Pro-Kurdish MP holed up in Turkey’s parliament for days detained

HDP lawmaker Omer Faruk Gergerlioglu had stayed in parliament for four nights to protest against the stripping of his MP status.

Earlier this week, the parliament stripped Gergerlioglu, a human rights activist, of his MP status and related protections over an earlier conviction for spreading 'terrorist propaganda' by sharing a news story link on Twitter [Adem Altan/AFP]

Turkish police detained pro-Kurdish lawmaker Omer Faruk Gergerlioglu from his party’s headquarters in parliament, where he had been staying for four nights to protest against the stripping of his MP status over a separate case.

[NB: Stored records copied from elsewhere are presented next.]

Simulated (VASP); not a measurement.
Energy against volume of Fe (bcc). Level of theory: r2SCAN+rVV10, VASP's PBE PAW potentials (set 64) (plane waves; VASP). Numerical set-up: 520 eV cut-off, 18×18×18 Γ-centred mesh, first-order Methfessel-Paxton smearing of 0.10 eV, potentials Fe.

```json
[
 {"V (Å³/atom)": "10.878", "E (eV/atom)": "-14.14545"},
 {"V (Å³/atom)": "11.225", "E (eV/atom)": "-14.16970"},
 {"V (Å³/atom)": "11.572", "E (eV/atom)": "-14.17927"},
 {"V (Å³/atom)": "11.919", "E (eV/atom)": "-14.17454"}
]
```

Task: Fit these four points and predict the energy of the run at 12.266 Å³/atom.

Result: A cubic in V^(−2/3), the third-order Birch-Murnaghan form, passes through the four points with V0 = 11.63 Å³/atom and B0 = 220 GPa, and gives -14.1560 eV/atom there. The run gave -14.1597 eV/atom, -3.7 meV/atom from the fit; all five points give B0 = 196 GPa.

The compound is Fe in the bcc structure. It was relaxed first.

The Peoples’ Democratic Party (HDP) said Gergerlioglu was in pyjamas and slippers when police seized him early on Sunday just before his morning prayers in Ankara, and released a video and court document detailing the latest charges against the party.

Turkey’s third-largest party has faced a years-long crackdown culminating on Wednesday when a top prosecutor moved to shutter it over alleged links to Kurdish fighters – charges the HDP denies as a “political coup”.

Hours before that move, the parliament had stripped Gergerlioglu, a human rights activist, of his MP status and related protections over an earlier conviction for spreading “terrorist propaganda” by sharing a news story link on Twitter.

He intended to remain holed up at the HDP’s parliament offices. But police seized him, the court document said, in order to get a statement related to a new investigation launched over alleged chants heard on Wednesday amid party members’ move from the General Assembly to the HDP’s headquarters.

The chant “Long live leader Apo” was allegedly heard, the document said – an apparent reference to Kurdistan Workers’ Party (PKK) founder Abdullah Ocalan, jailed since 1999. The PKK is deemed a “terrorist” group by Turkey, the United States and European Union.

As part of the new probe, police determined that Gergerlioglu was “still acting like an MP” and that, unlawfully, he did not leave a state building, the document said.

Turkey’s Western allies condemned the move to shut the HDP, while President Recep Tayyip Erdogan’s ruling Justice and Development (AK) Party, which has a parliamentary majority with nationalists, defended it.

Thousands of people rallied in Istanbul on Saturday in support of the HDP.